It is certainly understandable that strategically these positions make political sense. But that has nothing to do with what is right. Quite the opposite. It is noise intended to shift the fortune of the parties, not your fortune, or that of America. These parties’ main concern is not you and your welfare. Their main concern is the party.
Individually, these people are not bad people. But that is a sideshow to the real purpose of a partisan professional existence: advance the party so it will pay back with professional aggrandizement: power, jobs, influence, fame, money, and get some policy goals accomplished within the party structure. For many pols, but certainly not all, the last goal is an important, perhaps primary, reason they entered politics – to make a difference. But the party holds the power to their future and they soon are forced to learn subservience.
You see it every day in the news. The party comes first, almost every time, regardless of what an individual pol may believe. The party line votes that are routinely taken both here and in Washington serve the party not the best policy solution to a particular problem. Party line votes now make up about 90% of votes in Washington and are routine in Connecticut. Those who buck the party line, will lose favor with the party, and risk losing their seat because the money and party machinery (another form of currency) needed to get elected will be turned off. Maybe it wouldn’t be so bad if we didn’t have to see the puppet cable news guests every night supporting a party at any cost of honesty. This is no secret, most of us know this. But again, this has nothing to do with you and your welfare. That is secondary – nothing personal, just business.

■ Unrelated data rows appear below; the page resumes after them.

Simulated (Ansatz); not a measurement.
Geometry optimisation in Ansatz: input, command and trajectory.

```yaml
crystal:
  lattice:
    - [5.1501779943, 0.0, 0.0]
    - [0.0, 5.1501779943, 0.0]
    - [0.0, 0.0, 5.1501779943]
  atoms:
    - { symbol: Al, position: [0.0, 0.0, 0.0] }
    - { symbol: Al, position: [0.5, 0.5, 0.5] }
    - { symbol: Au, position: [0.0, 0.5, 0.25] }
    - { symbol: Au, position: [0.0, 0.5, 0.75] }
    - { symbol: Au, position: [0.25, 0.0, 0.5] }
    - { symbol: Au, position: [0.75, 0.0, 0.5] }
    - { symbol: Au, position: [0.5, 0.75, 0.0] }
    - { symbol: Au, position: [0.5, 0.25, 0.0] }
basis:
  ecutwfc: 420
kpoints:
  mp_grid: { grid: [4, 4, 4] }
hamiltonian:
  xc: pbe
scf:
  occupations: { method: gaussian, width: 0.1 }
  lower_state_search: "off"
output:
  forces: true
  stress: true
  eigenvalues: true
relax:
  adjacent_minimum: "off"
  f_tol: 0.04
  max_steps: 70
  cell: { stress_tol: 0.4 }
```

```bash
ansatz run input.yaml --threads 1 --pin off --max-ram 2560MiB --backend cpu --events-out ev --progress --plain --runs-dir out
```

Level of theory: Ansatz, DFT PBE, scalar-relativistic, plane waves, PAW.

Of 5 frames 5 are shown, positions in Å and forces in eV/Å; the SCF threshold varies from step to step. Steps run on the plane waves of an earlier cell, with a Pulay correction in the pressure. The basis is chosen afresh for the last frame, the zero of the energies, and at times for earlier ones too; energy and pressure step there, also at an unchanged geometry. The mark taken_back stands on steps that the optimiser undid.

The political system is essentially rigged. Who can get elected without the support of one of the two parties? Almost no one. The entire current Connecticut General Assembly of 187 members has only Democrats and Republicans. The U.S. Congress, made up of 535 members, has a total of two independents (not including Bernie Sanders who is a declared independent but must affiliate with a party machine when running for President to have any hope of success). And by the way, the party machine includes all of the various non-office holding special interest constituencies that benefit from the largess of the party they support with money and time.
But what REALLY makes the system dominate politics the way it does? Well, I hate to say it, but it’s the majority of us dopey people: those that advance the parties with donated time, money and affiliation – whether they be from concerned citizens or the individuals behind a Super PAC.
According to Gallup people are wising up to this nefarious domination. In 2004 (the beginning of the polling data), independents sometimes outnumbered either of the two parties and sometimes did not. But since about 2010, the number of people identifying as independent was consistently larger than those identifying as Republican or Democrat, often by fairly wide margins. In the two polls taken in 2020 so far, the average for those identifying as independents was 43.5%, which beat Republican identification by 15 points and Democrat by 16 points.
So do America a favor and shed your party affiliation. (You can still vote for whoever you want to). It’s easy and it’s free. It will actually save you money if you currently donate. Although it might make policy positions less clear since there won’t be as automatic one-stop shopping for opinion formation. Or keep your affiliation and watch the parties descend even further into the abyss dragging all of us with them.